In spite of the weakened economic conditions in countries around the world, electric power utilities continue to make significant financial commitments in smart grid building blocks and related automation programs. The majority of the large public and private utilities participating in the June 2009 Newton-Evans study are poised to continue many of their long-term capital investment programs as had been originally planned back in January of 2008. However, in several instances, the projects have been deferred from their initial planned start-up dates.

In a new tracking study released by the Newton-Evans Research Co., a significant majority of the 118 electric power grid officials from 36 countries participating in the CAPEX and O&M budget planning study indicated that capital spending for control systems, substation automation, smart grid-related programs, and advanced metering rollouts are largely on track albeit with some pushback in timing. However, several planned investments for transmission and distribution grid infrastructure components have been deferred for this year, but are expected to rebound perhaps as early as the fourth quarter of 2010.

On the upside were planned increases for most smart grid building blocks, based on the responses from the surveyed officials. Projects related to advanced metering infrastructure (AMI) initiatives and for substation automation and new or upgraded grid control and monitoring systems and protection and control equipment appear to be “pre-approved” at this time for 2010. Some utilities will benefit for some of these smart grid-related projects under government stimulus funding provisions, while others will proceed using their own sources of capital.

The total amount of capital spending for transmission and distribution of electricity by electric power utilities around the world is currently estimated by Newton-Evans to be in the range of $85-$100 billion. The 2009 outlook overall is trending toward the lower end of that range. If industrial demand for electricity picks up even moderately by mid-2010, the outlay for CAPEX investment will likely see a solid increase by late 2010 and such an increase in demand would result in additional billions of dollars for smart grid and infrastructure investments into 2011 and beyond.

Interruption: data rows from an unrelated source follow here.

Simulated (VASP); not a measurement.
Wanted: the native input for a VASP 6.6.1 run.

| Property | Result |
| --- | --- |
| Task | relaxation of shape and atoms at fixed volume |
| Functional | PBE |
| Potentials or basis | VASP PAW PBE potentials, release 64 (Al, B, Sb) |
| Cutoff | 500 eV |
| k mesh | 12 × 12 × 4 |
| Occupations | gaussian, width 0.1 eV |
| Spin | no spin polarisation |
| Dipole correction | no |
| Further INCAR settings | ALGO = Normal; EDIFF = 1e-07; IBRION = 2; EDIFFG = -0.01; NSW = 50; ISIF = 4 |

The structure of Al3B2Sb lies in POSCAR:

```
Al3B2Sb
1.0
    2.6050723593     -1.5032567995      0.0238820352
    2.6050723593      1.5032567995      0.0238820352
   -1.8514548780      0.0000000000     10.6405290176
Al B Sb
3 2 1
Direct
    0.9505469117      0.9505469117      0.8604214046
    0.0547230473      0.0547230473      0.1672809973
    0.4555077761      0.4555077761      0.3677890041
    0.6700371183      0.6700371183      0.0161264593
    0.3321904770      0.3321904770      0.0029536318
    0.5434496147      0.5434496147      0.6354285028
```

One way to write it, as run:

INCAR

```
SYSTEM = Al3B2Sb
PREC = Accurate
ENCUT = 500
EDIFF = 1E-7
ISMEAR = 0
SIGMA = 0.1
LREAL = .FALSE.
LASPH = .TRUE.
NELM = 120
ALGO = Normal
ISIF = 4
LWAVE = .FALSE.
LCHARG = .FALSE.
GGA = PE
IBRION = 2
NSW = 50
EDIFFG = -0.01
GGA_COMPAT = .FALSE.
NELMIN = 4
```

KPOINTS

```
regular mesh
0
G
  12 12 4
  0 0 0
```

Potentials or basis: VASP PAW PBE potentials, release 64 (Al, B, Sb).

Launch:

According to the research firm’s lead analyst and CEO, Charles Newton, “In its latest July release, the U.S. Department of Energy’s EIA unit foresees only a 0.8% rise in electricity demand in the U.S. for 2010, following a likely 2% decrease in demand anticipated for 2009. When coupled with the International Energy Agency’s forecast of a 3.5% drop in global demand for electricity in 2009, this information supports the more cautious investment outlook we are seeing here and abroad since our last survey in December. Two regional exceptions include some Asia-Pacific countries and substantial portions of the Middle East. These regions continue to grow their electric power infrastructure more rapidly than other regions.”

There are five key reasons for the continued relatively strong investment in transmission and distribution of electricity. These include: 1) regulatory pressure and mandates for service reliability improvements; 2) smart grid initiatives aimed at modernizing the power grid infrastructure and enabling energy efficiencies; 3) obsolescence of existing grid infrastructure equipment; 4) long-term investment view being necessary to accommodate future growth in electricity consumption; and 5) the development of government funded stimulus programs such as the U.S. ARRA provisions for funding some electric power investments in smart grid technology.

Frequently, utility capital projects are complex and multi-year in nature, so project deferrals are often out of the question, even when the overall economic outlook is poor.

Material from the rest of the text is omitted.